After experiencing some stomach turning turbulence, we landed in the mile high city. Our mandate was to attend the 2010 HOW Design Conference, however, extra days were also allocated for leisure. I have never been to Denver (my father says I have when I was a child but memories of this escape me) thus I was well excited for some sightseeing. The first curious thing that caught my attention upon arrival was the airport. I have read numerous paranoid schizophrenic articles about the Denver International Airport's supposed Illuminati connection. While intriguing (and entertaining), I didn't have enough time to truly explore the symbology or pet the "horse of the apocalypse". Still on my list of must-sees, though. I've already bought a carrot to appease it. No, the arrival gates of this particular hub were just boring gray hallways. Long hallways. Super long hallways, like whoa! With sporadic Native American chanting filtering through the speakers. It was as confusing as the exterior spaceship/abstract mountain range/rip off of the Vancouver Pan-Pacific structure. I will write more about it upon departure.
After putting away our suitcases and resting for all of 3 minutes, we hit the avenue. 16th Avenue that is. Cowboy boots. Souvenir stands - and, sadly, many destitute individuals. We passed a small park filled with hundreds of people. As I craned my head to see what was going on, I realized they were waiting for the Mission to open. Even more people were snaked around the block, all of them fighting off stagnant heat and hunger. It's a stark contrast becoming evermore common in the 21st century: cardboard boxes neighboring half a million dollar condos. Doesn't seem right. At the people's fair the next day, there were even booths set up providing information on how to deal with bankruptcy next to booths selling candy apples. Truly a sign of the times. The City of Denver is helping eradicate the problem in creative ways however, including setting up parking meters in high traffic locations where the funds specifically aid the homeless population.
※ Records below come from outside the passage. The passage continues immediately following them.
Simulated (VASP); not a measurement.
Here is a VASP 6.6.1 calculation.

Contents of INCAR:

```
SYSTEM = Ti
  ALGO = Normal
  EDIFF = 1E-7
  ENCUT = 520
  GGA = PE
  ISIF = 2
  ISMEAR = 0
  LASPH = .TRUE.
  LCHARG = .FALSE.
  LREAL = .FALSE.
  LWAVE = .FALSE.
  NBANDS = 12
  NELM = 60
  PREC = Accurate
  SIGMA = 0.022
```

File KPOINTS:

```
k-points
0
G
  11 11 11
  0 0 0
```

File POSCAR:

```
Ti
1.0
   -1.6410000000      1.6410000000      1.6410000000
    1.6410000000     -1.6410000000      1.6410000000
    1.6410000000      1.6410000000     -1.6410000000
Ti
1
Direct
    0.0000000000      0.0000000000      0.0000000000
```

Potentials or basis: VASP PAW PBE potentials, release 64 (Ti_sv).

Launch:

Another thing I noticed about Denver was how dog-friendly the city was. There were urban pooches of all breeds and sizes enjoying the sights, sounds and smells of the downtown area. Patrons were even allowed to tie up their pets next to the patio table of many restaurants. Stark contrast to Saskatoon, where canines are outright banned from a lot of parks. The world is better with dogs in it. More people need to embrace that fact. I managed to find a really neat pet store at Larimer Square and got my own wee furball a few treats and toys. I also bought my parents (who are petsitting my wee furball) a few treats and toys as a thank you. It's the least I can do considering all the mischief Monty is probably up to.
My comrades and I later enjoyed dinner at 'The Cheesecake Factory', a restaurant that people love to rave about. I admit, the chain had me at "cheesecake"...but then lost me after I was presented with my plate of fried macaroni balls. The macaroni itself was delicious. You really can't go wrong with any recipe that includes cheese (again, see "cheesecake"). However the marinara was pink and soggy. Testament to how important presentation is in dining, I couldn't stop imaging that I was consuming a plate of pus-and-blood (TMI, I know). My associates' meals were just as curious...one ordered an individually-sized taco platter that could have fed a small army and the other ordered a salad that was the Mt. Everest of lettuce. While the person outside is starving, those being served are given twice (thrice!) as much as they can stomach. Welcome to America.
And the Colorado Rocky Mountain high
I've seen it rainin' fire in the sky
I know he'd be a poorer man if he never saw an eagle fly
*As I forgot the cable that connects my camera to my laptop, pictures will be added at a later time.